Guru Nanak Dev Thermal Plant, a thermal power station, dominates the skyline of Bhatinda, Punjab, India. (Photographer: Prashanth Vishwanathan/Bloomberg)

Power Regulator’s Norms Will Provide Relief To Utilities, Brokerages Say

Central Electricity Regulatory Commission’s tariff norms for the five-year period between financial year 2019 and 2024 will provide relief to power utilities, according to brokerages.

India’s power regulator’s norms—a benchmark for state regulators to frame their respective state tariffs—will be applicable on thermal, hydroelectric generation and transmission projects.

The tone of the regulations, according to IIFL analyst Harshvardhan Dole, appears to be dovish and accommodative which is a significant relief to utilities. IIFL said it expects stocks like NTPC Ltd., NHPC Ltd. and Power Grid Corporation Of India Ltd. to react positively to the new norms.

Agrees, Amish Shah, analyst at Bank of America Merrill Lynch, adding that CERC has become more lenient on the norms proposed in the draft.

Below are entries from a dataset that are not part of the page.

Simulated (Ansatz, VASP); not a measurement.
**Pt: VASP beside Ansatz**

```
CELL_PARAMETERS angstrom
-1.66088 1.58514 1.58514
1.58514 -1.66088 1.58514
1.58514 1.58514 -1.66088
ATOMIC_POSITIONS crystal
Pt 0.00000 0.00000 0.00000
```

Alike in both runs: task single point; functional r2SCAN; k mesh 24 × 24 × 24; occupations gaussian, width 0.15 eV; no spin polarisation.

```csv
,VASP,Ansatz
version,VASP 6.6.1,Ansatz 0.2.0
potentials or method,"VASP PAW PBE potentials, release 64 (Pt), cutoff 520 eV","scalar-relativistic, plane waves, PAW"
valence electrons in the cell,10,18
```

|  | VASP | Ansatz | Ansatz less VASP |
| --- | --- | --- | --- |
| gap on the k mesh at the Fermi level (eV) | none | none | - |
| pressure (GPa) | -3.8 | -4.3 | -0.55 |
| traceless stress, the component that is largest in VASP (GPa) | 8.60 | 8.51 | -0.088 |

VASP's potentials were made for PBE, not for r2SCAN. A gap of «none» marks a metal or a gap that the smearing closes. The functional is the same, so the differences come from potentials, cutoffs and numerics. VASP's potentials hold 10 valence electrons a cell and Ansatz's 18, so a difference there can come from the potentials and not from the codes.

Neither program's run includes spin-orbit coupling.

CERC has maintained the benchmark return on equity rates applicable for the thermal, hydro and transmission utilities at 15.5 percent, 16.5 percent and 15.5 percent, respectively. In its draft, the regulator had made a strong push to disincentivise power projects older than 25 years by curtailing the regulated equity eligible for earning the assured RoE of 15.5 percent. The regulator, however, has done away with such proposal in the final regulation.

“The new norms bring a sigh of relief for generating stations as they are not only less stringent vis-a-vis the draft norms, but also RoE-accretive,” Swarnim Maheshwari, equity research analyst at Edelweiss said. The final norms remove the overhang from NTPC, the brokerage said.

The order is sentiment positive as it puts to rest concerns on an assured RoE cut, Citi analyst Venkatesh Balasubramaniam said. “This is the third-consecutive five-year tariff regulation period when the regulators have not tinkered with RoE.”

CLSA analyst Bharat Parekh called the regulations a “positive surprise” and a big departure from its draft. “Apart from maintaining the RoE for NTPC, the coal-loss pass-through, the carve-out of security expenses, higher special allowances and O&M expenses were key in neutralising the tightening of norms,” he said.